At 144 Calle Fuego, in south Mexico City, a young girl wearing jeans and a black sweatshirt left a bouquet of daisies in front of the house at around 3.30pm last Thursday. At school, Mónica Hernández was assigned to read One Hundred Years of Solitude; it was an assignment she loathed. But years later, when she received the special edition published by the Royal Spanish Academy (RAE), she immersed herself in rereading the 400-page epic novel.
Hernández was one of the first fans to arrive at Gabriel García Márquez’s home shortly after he died at the age of 87. It was an almost like an apologetic gesture for her youthful aloofness, but more importantly she was there to pay homage to one of the greatest Spanish-language writers of the 20th century.

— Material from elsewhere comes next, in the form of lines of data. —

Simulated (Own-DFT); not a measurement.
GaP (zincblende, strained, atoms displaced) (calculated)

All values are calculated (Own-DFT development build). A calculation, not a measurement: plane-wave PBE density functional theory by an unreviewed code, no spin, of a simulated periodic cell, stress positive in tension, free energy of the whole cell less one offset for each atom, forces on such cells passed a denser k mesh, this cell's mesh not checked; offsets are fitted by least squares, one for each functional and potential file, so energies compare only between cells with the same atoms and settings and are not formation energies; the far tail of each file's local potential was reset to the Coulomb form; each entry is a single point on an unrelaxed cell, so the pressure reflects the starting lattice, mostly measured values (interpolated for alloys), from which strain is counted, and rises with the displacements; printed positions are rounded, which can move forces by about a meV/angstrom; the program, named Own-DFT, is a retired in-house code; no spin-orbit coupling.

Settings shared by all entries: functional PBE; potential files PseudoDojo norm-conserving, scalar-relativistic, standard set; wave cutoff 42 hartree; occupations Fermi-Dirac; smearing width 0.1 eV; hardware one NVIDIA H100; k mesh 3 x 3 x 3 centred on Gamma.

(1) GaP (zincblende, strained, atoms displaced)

It had been known since that previous Monday that García Márquez had been receiving palliative care at his home in the affluent Mexico City suburb of San Ángel. Since then, a barrage of reporters and camera crews had been camped outside his colonial-style dwelling that is covered with bougainvilleas at the entrance. Once in a while, a fan would walk up to inquire about the Nobel Prize-winner’s health, and they would walk away crushed after being told that the outlook wasn’t good.
At 2.56pm on that sunny Holy Thursday, Mexican journalist Fernanda Familiar – a close friend of the Colombian novelist and his wife Mercedes Barcha – arrived in tears and went inside without saying a word to her waiting colleagues. It was the first clue that one of the world’s literary greats had died.
Journalist Fernanda Familiar arrived in tears. It was the first clue that the world’s literary great had died
Five minutes later, Colombian writer Guillermo Angulo arrived by taxi carrying a suitcase, white bag and a hunting cap. He also went in without speaking to reporters. Shortly afterwards. Genovevo Quiroz, García Márquez’s assistant, emerged to give instructions to two policemen who immediately began to close off the street.
María del Carmen Estrada peeked her head out from her home next door to García Márquez. She recalled the day that she threw her arms around him when she bumped into him. “I never read any of his books,” she said, “but the people loved him a lot, and I grew very fond of him. He was an exemplary neighbor.”
García Márquez’s body will be cremated at a private ceremony, announced María García Cepeda, director of Mexico’s National Fine Arts Institute, who spoke on behalf of the family in front of the writer’s home. She was accompanied by Jaime Abello Banfi, another good friend who serves as director general of the Ibero-American New Journalism Foundation. If anyone had the right to address the literary giant as “Gabo” – the nickname he was fondly known by throughout the world – it is these two people.
A gray hearse arrived at around 4.35pm to take his body to a nearby funeral home. The vehicle’s logos seemed to have been hastily covered to hide the funeral home’s name but it was still clearly visible through the transparent paper. García López is a small private mortuary that doesn’t hold large services.
But just like Mexico’s bigger-than-life figures – such as legendary comedian Mario Cantinflas Moreno – García Márquez will be given an honorary service on Monday afternoon at Mexico City’s renowned Fine Arts Palace, which is simply known as Bellas Artes. It is the highest honor Mexico can bestow on one of its late greats. Even though García Márquez was born in Colombia, he had made Mexico City his home for decades.
“I never have read any of his books, but the people loved him a lot, and I grew very fond of him,” said a neighbor
In his hometown of Aracataca, Colombia, dozens of people gathered outside his family home Thursday night to light candles, pray and remember the Caribbean town’s most famous son.
Back in Mexico City, a police official by the name of Cantellano was in charge of the officers who guarded Fuego street last Thursday. He ordered barriers to be put up and sent in a small contingent to keep reporters and others from getting too close to the entrance of García Márquez’s home, garage and driveway.
“We are on an important mission,” he said in a low voice. His officers stood guard for hours.
Once in a while as they took a break, an officer was seen helping a Gabo fan place flowers, books or candles in front of the doorway, which was soon transformed into a sprawling altar dedicated to the Colombian writer’s memory. One young policeman by the name of García said he didn’t know who the novelist was – “I have no idea.” But because he and his fellow officers were ordered to provide tight security, García realized it was an important moment. “I didn’t know who that man was but I will soon be reading one of his books.”